Not all children's fiction is kids stuff. It rarely has sex or immediate violence, but that doesn't mean that the adult themes that kids need to know about aren't very intense. Some parts of real life for elementary school aged kids these days are pretty intense too, like lock downs.
My first exposure to this subgenre with my own children was the Amber Brown series, by Paula Danziger about an elementary school aged girl dealing with the emotional intense reality of parents divorcing. (Judy Bloom can perhaps take credit for inventing the genre.) My daughter hasn't experienced divorce personally, but there is no child at her school who doesn't have at least one friend who has experienced it. They all need to know how to deal with this emotionally, and this kid's perspective view of parents who are honestly trying to do right by the children in the process is unflinchingly honest about the experience.
The first week of school this year, our bedtime story was I'm Still SCARED by Tomie DePaola. It too is told from the perspective of an elementary school aged kid, and like Amber Brown, incorporates diary entries. It begins on December 7, 1941 and ends on December 31, 1941. It is just as haunting and just as serious. For kids in the days after Pearl Harbor, one of the things that brought the new reality home was air raid drills. They never did those before, the teachers were circumspect about the nature of the threat, and harsh reality intruded into idylic childhood.

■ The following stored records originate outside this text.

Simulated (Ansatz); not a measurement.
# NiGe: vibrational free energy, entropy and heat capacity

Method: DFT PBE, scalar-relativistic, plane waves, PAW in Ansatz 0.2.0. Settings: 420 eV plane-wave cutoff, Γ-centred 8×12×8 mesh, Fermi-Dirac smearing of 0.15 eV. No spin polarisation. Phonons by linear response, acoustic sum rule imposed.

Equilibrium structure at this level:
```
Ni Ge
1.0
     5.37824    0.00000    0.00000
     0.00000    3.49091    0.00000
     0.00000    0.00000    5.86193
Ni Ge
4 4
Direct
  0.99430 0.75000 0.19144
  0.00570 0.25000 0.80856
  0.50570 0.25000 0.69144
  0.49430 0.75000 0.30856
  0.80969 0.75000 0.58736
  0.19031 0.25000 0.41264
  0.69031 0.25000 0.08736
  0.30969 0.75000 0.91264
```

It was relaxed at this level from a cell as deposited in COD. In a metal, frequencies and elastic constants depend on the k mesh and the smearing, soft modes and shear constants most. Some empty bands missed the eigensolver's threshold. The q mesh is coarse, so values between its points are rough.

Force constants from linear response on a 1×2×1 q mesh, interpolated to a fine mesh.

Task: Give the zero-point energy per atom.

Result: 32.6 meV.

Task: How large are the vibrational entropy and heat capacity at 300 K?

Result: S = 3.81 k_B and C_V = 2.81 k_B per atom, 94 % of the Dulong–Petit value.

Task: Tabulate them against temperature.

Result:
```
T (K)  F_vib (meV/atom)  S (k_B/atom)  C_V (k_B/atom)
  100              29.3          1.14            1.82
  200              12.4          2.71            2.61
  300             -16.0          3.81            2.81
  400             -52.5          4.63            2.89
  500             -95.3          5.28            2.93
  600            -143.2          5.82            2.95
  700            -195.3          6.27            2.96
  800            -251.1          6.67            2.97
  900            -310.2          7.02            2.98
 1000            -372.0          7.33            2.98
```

I didn't realize just how relevant this book would be until this evening, when parents from my daughter's second grade class gathered to meet each other socially at the beginning of the coming year and hear a little about what was in store.
The policy started before this year in the Denver Public Schools, but I didn't know about it until tonight. In addition to fire drills, the Denver Public Schools have "lock downs."
During a lock down, really a lock down drill, the doors are shut for half an hour. In the "red" drills, the children have to stay away from the windows and be still and quiet. In the less severe version of the drills, children can talk and mill around the classroom, but do have to stay there. It is largely a reaction to the Columbine Shooting and similar events.
Another part of the reaction to Columbine was also implemented at my children's elementary school last year. Every classroom was wired for and received a telephone and telephone number, so that teachers (or in a worst case scenario, students) can call for help, or receive calls warning them of impending danger. There are plenty of non-safety related reasons to have those phones, but the project was primarily a reaction to this fear.
The children find lock downs much more traumatic than fire drills. They are emotional and frightening. The children understand why they are held. But, it is hard to deride them for being hysterical. No American school was ever bombed in an air raid. The last time a nuclear bomb was launched in anger was in 1945 and a duck and cover routine wouldn't have made a nuclear any better. Violent acts in or near a school that makes a lock down the best knee jerk response happen someplace in the nation almost every year, sometimes multiple times. And, while Columbine shocked the nation, in part because no one thought that such a tragedy could happen in a suburban middle class school, the Denver Public Schools are, to be perfectly honest, the kind of place where everyone expects something like that to happen.
Who can blame them? One of the consequences of the fact that I read the newspaper every day, closely, is that my Denver is full of ghosts. This Wild Oats is the place where an estranged husband shot and killed his wife. This Korean grocery store parking lot is where a young man active in his church was killed trying to break up a fight. This K-mart is where a man who didn't get a job and went off his meds killed a woman and wounded another. This Safeway warehouse is where a young man who felt he was being discriminated against went amok. It could happen here, if not at my children's elementary school, at another one down the road.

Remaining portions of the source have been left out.